Saturday, August 4, 2012

Keynote: Clare Vanderpool - Writing in the Crossroads: Where Craft and Creativity Meet

Clare Vanderpool won a Newbery Award for her first novel, MOON OVER MANIFEST, which is based on a real southeastern Kansas town where her maternal grandparents lived. The book was the first debut novel in more than 30 years to win a Newbery--sort of an amazing thing.

"The book coming out in the first place was the culmination of many years of trial and error for me," Clare said. "For me, that was the be-all and end-all."

She started writing in 1994, when her first child (of four!) was born. She was staying home with them. "Back then I had no gray hair or wrinkles and I could still fit into my pre-pregnancy jeans if I'd had a bad case of stomach flu, really held in my breath and didn't button the top button."

She was perpetually exhausted from parenting. Her best writing times happened a long stoplights and while stirring pots of macaroni and cheese, or even back-to-back episodes of "Sesame Street."

"If you're not scratching out writing time minute by minute, I don't think it should count."

Back then, she had a finished manuscript and a pile of rejection letters. Now, though, her kids are noisy teenagers, and she showed us a video of what her writing life is like--not exactly a picture of serenity, even if it's one of charm. And she has a published book, another on the way, and a Newbery on the shelf.

What has changed in the interim? She'll be forever associated with books she's loved. But what hasn't changed--the hubbub of family life.

Her kids and her characters both clamor for attention, and she finds herself in "the crossroads between life and art."

"I've learned there are these things called laurels and you can't rest on them."

Winning a Newbery "is a bit like having a baby ... if you didn't know you were pregnant."

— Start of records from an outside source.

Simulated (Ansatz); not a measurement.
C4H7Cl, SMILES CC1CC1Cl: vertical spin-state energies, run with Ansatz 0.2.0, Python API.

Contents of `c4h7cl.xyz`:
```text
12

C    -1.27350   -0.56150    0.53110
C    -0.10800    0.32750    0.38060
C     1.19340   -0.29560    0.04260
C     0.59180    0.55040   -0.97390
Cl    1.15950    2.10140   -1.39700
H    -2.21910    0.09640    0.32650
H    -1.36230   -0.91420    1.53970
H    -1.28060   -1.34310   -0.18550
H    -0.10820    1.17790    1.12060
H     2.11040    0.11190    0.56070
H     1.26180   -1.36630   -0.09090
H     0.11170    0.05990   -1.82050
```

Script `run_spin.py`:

She wrote for sixteen years before she was published, and she practiced voice, plot, character, conflict, pace, tempo, rhythm, layering, foreshadow, language.

"You really do have to put in the miles with blood, sweat, and tears," she said. "You're really not going to learn it until you try it."

Feedback was an important step, too. "Sometimes you think something's wonderful, and it's not. Sometimes you think something's horrible, and it's not."

Reading advice from other writers has been a factor. Flannery O'Connor's MYSTERY AND MANNERS is her favorite guide.

Eventually, she felt confident enough with craft to venture down the road of creativity. "For me, the closest thing I can compare it to is seeing something for the first time that happens in my story that I didn't have a part of."

"The sweet spot is the crossroads where craft and creativity meet," she says. "Those roads of craft and creativity can take us on great adventures, but we can also get a little lost if we don't know what we're about."